John Paulson has been on something of a publicity tour lately. Over the past few months, the eponymous founder of Paulson & Co., the big New York-based hedge fund firm, has been a headline speaker at two of the industry?s most high-profile conferences.
Paulson has not been this visible since 2008, the year after he made his remarkable bet, lionized in the book ' The Greatest Trade Ever ,’ on the collapse of the U.S. housing market. This time, however, the circumstances are rather different. After a particularly rough patch that has seen Paulson suffer significant losses and outflows, the 57-year-old manager has good reason to attempt to justify his record.
In mid-2011, at the height of his success, Paulson had $38 billion in assets under management. Today, after a period in which developed equity markets have rallied sharply, that number is down to $18 billion. Paulson has experienced some high-profile losses, notably a big bet on gold, which has soured as gold prices have collapsed by nearly a third over the past ten months. On the bright side, the firm has had some recent successes, which the fund manager wants to highlight. For investors in Paulson’s flagship fund, however, the good bets have not been enough to outweigh the bad.

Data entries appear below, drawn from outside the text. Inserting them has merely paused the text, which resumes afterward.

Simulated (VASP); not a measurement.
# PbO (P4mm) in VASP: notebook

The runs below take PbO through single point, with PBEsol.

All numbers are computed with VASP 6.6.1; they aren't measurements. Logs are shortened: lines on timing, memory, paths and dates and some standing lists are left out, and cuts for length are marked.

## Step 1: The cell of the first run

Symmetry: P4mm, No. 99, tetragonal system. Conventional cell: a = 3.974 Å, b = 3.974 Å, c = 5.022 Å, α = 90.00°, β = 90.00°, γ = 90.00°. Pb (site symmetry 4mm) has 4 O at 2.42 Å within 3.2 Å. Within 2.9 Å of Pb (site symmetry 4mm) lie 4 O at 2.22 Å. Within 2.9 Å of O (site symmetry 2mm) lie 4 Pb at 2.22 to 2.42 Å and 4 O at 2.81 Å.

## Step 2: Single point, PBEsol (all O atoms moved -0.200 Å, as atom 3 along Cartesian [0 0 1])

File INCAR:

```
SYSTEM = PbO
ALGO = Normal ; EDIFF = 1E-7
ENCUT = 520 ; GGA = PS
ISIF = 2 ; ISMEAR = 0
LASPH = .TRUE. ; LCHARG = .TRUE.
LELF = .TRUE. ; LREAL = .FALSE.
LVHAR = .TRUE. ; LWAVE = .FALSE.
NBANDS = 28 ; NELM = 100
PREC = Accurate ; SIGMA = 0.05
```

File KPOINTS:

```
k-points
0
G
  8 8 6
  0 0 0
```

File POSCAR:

In 2009, concerned about inflation and predicting a weakening dollar, Paulson initiated a bet on gold. In 2010, he launched a gold fund. That fund has not been a success, which Paulson acknowledged in an interview at Institutional Investor and CNBC’s Delivering Alpha conference in New York earlier this month. (Read more: Latest from Third Annual Delivering Alpha Conference )
“We get a lot of attention from the gold fund, which is down because gold is down. But the gold fund is only 2 percent of our assets,” he told his questioner, CNBC’s Carl Quintanilla. Unstated was the fact that the gold fund was down a massive 65 percent for the first six months of 2013. The firm’s other funds were all “very profitable,” he added, saying, “We returned so far this year ranging between 5 percent and 32 percent.” Paulson made similar remarks in May when he spoke at the annual SkyBridge Alternatives (SALT) Conference of hedge fund managers and service providers in Las Vegas.
In fact, the flagship Paulson Advantage fund, which along with its leveraged version, Paulson Advantage Plus, make up about $3.7 billion of the firm’s overall assets, is up only 1.17 percent through the first six months of this year, according to data from the private bank HSBC. That trailed the average hedge fund’s gain of 3.55 percent for the period, as calculated by the HFRI Fund Weighted Composite Index. An investor who put $100 million in Paulson Advantage, an event-driven fund meant to bring together the best ideas from all of the firm’s portfolios, on January 1, 2008 would have approximately $87 million today. Although the fund made money in 2008, 2009 and 2010, it was down 35.96 percent in 2011 and lost a further 14.23 percent in 2012.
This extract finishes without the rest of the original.